Human-elephant conflict: What it is and why it’s a major threat
Human-elephant conflict: What it is and why it’s a major threat
July 20, 2023
The world’s largest land animal faces many threats, and so do the people who live alongside them.
What is human-elephant conflict?
“Human-elephant conflict” describes negative interactions between elephants and humans. The most common forms are crop raiding (when elephants eat or destroy crops), property destruction, or simply people getting too close to elephants and triggering defensive behaviours that may lead to injury or death of people and elephants.
Although the term doesn’t usually include wildlife crimes like poaching and trafficking of elephants’ body parts, people who feel threatened by elephants may be more likely to ignore or take part in these crimes.
These conflicts endanger not only people’s safety and elephants’ survival but also the health of ecosystems and the traditional lifestyles of rural communities.
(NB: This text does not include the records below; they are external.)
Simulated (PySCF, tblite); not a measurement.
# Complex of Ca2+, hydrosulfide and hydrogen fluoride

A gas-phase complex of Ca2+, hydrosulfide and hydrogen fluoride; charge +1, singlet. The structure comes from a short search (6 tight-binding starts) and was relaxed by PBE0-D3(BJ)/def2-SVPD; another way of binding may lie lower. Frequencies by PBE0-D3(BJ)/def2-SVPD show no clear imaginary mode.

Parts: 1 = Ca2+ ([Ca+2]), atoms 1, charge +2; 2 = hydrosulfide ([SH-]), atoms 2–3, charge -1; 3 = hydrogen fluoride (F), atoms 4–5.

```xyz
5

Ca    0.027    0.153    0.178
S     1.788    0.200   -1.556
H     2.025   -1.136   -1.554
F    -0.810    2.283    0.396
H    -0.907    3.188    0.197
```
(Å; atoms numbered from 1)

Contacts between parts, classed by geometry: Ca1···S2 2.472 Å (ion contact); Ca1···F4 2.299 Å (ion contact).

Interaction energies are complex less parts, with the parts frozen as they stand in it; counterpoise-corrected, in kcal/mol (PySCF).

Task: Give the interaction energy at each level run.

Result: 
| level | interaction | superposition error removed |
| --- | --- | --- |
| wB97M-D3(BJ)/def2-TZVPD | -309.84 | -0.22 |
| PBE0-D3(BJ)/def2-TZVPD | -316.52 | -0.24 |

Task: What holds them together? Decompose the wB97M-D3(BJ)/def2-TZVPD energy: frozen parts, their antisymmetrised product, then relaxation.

What are some causes of human-elephant conflict?
People have coexisted with elephants for thousands of years, but boundaries, development activities, the climate, and natural resources are changing, putting pressure on us and them.
Elephants are mega-herbivores that eat up to 150 kilograms of forage and drink up to 190 litres of water a day. They must navigate across large areas to find enough food and water to survive—but the land on which they depend is transforming due to growing human needs and a changing climate.
Around 1.2 billion people worldwide live on less than USD$1.25 a day. Many live in elephant range countries—countries where elephants roam. As some of the world’s most marginalised people, they frequently find themselves competing with wildlife for land, food, water, and other natural resources; they are also often unaware of their own encroachment onto the habitat of elephants and other wildlife.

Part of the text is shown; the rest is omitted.